Associating natural disasters with climate change — like some did last week with the massive tornado that touched down in Oklahoma — is a distortion that has been rattling around for nearly a decade or longer.
The most glaring example may be Al Gore’s portrayal of Hurricane Katrina in his 2006 film An Inconvenient Truth. According to Gore, the hurricane was the outcome of unchecked anthropogenic greenhouse gas emissions and a harbinger of what’s to come.
But he was quickly called out for misrepresenting the science to gain support for his cause. And as the dust settled in Oklahoma, it became clear that 1) the situation sucked, and 2) the science is still out on whether or not there is a concrete connection between global warming and these monster storms.
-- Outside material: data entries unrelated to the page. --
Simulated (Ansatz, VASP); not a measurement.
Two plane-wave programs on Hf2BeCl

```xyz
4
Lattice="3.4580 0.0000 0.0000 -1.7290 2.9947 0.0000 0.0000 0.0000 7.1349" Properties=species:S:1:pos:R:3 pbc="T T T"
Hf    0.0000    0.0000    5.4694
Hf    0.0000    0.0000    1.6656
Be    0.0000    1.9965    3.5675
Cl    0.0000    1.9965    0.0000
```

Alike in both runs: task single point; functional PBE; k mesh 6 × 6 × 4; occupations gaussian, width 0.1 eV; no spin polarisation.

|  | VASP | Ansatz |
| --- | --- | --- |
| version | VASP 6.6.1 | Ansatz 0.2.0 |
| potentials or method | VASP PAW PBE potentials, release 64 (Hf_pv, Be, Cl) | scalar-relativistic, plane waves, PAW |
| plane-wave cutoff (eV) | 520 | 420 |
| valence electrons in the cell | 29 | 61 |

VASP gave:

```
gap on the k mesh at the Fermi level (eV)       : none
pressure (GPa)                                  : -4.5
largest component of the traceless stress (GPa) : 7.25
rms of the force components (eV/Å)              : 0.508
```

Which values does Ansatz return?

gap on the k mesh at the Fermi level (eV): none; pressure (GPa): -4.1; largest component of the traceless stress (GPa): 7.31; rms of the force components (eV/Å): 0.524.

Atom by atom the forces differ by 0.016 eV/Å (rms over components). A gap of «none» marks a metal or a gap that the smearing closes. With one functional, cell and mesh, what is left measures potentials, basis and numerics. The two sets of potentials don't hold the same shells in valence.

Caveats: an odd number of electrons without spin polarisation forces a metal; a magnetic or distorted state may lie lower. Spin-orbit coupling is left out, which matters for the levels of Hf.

J. Marshall Shepherd, a climate change expert and professor at the University of Georgia was quoted in a May 22 CNN story as saying:
Trends in tornado occurrence over the last 50 years do not appear to have changed in conjunction with more greenhouse gases in the atmosphere and patterns of rising temperatures. … There is currently a much better understanding of how climate change increases the risks of droughts, heat waves and precipitation. There are also indications that changing patterns may influence the intensity of hurricanes. But as far as tornadoes: There’s just not a lot of information. (“No evidence global warming spawned twister”)
Marshall was echoing a 2012 Intergovernmental Panel on Climate Change special report [SREX] on managing the risks of extreme events, which notes that:
- There is low confidence in observed trends in small spatial-scale phenomena such as tornadoes and hail…
- There is low confidence in any observed long-term (i.e., 40 years or more) increases in tropical cyclone activity (i.e. intensity, frequency, duration) …
- There is medium confidence that some regions of the world have experienced more intense and longer droughts, in particular in southern Europe and West Africa, but in some regions droughts have become less frequent, less intense, or shorter, for example, in central North America and northwestern Australia.
- There is limited to medium evidence available to assess climate-driven observed changes in the magnitude and frequency of floods at regional scales because the available instrumental records of floods at gauge stations are limited in space and time, and because of confounding effects of changes in land use and engineering.